Technically the subset $X_0$ has the property of being very dense in $X$, which means that the map sending an open subset of $X$ to its trace on $X_0$ is a bijection between the open subsets of $X$ and those in $X_0$ (provided with the induced topology) .
The proof is not very difficult and uses the characterization of a closed point $x$ as one which has finite dimensional residual field, namely $[\kappa(x):k]\lt \infty$.
A detailed proof can be found in Görtz-Wedhorn’s book, Proposition 3.35.

Edit: warning !
Beginners (and I obviously don’t mean Makoto here!) should be astonished to read that the circle $x^2+y^2+1=0$, seen as a subset of $\mathbb A^2_\mathbb R$, has a dense subset of real closed points!
The paradox is solved by realizing that a closed point of that circle is not an inexistent pair $(r_1,r_2)\in \mathbb R^2$ satisfying $r_1^2+r_2^2+1=0$, but a maximal ideal in $\mathbb R[X,Y]$ containing $X^2+Y^2+1$, like for example the maximal ideal $(X-2,Y^2+5)\subset \mathbb R[X,Y]$.

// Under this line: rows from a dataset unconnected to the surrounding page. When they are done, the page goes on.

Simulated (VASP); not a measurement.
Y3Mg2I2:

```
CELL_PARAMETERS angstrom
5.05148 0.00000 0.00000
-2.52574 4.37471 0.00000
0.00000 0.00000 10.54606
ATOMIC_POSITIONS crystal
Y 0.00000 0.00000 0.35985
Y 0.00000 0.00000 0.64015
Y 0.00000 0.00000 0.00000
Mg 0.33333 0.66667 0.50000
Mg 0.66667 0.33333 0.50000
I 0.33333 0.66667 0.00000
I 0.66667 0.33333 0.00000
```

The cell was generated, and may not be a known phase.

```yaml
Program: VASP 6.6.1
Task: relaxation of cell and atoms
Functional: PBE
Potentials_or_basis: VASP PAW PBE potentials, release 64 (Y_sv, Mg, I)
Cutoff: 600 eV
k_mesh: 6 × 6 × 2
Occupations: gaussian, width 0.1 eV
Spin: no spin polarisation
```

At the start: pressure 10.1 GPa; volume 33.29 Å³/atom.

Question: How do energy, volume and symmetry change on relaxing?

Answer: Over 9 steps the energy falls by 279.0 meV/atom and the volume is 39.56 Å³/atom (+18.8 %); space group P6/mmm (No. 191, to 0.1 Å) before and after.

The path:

Yes, this follows from the fact that such a scheme is Jacobson, because a field is Jacobson, and a finite type algebra over a Jacobson ring is Jacobson. One of the characterizations of a Jacobson space is that every closed subset is the closure of its subset of closed points.

Lemma 1
Let $k$ be a field.
Let $A$ be an integral domain which is a $k$-algebra of finite type.
Let $\bar k$ be an algebraic closure of $k$.
Then there exists $k$-algebra homomorphism $\psi\colon A \rightarrow \bar k$.

Proof:
This is a special case of this question(take $b = 1$).

Lemma 2(weak Nullstellensatz)
Let $k$ be a field.
Let $A$ be a $k$-algebra of finite type.
Let $\mathfrak{m}$ be a maximal ideal of $A$.
Then $A/m$ is finite over $k$.

Proof:
Let $\bar k$ be an algebraic closure of $k$.
By Lemma 1, there exists $k$-algebra homomorphism $\psi\colon A/\mathfrak{m} \rightarrow \bar k$.
Since $A/\mathfrak{m}$ is a field, $\psi$ is injective.
Hence $A/\mathfrak{m}$ is algebraic over $k$.
Since it is of finite type over $k$, it is finite over $k$.
QED

Lemma 3
Let $k$ be a field.
Let $X$ be an affine $k$-scheme of finite type.
Let $x \in X$.
Then $k(x)$ is algebraic over $k$ if and only if $x$ is a closed point of $X$.

Proof:
Suppose $X = Spec(A)$, where $A$ is a $k$-algebra of finite type.
Let $P$ be a prime ideal which corresponds to $x$.
We can identify $k(x)$ with the field of fractions of $A/P$.

Suppose $x$ is a closed point of $X$.
Then $P$ is a maximal ideal.
Hence $k(x) = A/P$ is algebraic over $k$ by Lemma 2.

Conversely suppose $k(x)$ is algebraic over $k$.
Then $A/P$ is a finite algebra over $k$.
Since $A/P$ is an integral domain, $A/P$ is a field.
Hence $P$ is a maximal ideal.
QED

Lemma 4
Let $k$ be a field.
Let $X$ be a $k$-scheme locally of finite type.
Let $U, V$ be affine open subsets of $X$ such that $U\cap V \ne \emptyset$.
Let $x \in U \cap V$.
Suppose $x$ is a closed point of $U$.
Then $x$ is also a closed point of $V$.

Proof:
This follows immediately from Lemma 3.

Lemma 5
Let $k$ be a field.
Let $X$ be a $k$-scheme locally of finite type.
Let $U$ be a non-empty affine open subset of $X$.
Then any closed point of $U$ is a closed point of $X$.

Proof:
Let $x$ be a closed point of $U$.
Let $Z$ be the closure of $\{x\}$ in $X$.
Let $\{U_i\}$ be an affine open cover of $X$.
Since $Z = Z \cap X = \bigcup_i Z \cap U_i$, it suffices to prove that $Z \cap U_i = \{x\}$ whenever$Z \cap U_i$ is non-empty.
Suppose $Z \cap U_i$ is non-empty.
Then $x \in U_i$.
By Lemma 4, $x$ is a closed point of $U_i$.
Hence $Z \cap U_i = \{x\}$
QED

Proposition
Let $k$ be a field.
Let $X$ be a $k$-scheme locally of finite type.
Let $X_0$ be the set of closed points of $X$.
Then $X_0$ is dense in $X$.

Proof:
This follows immediately from Lemma 5.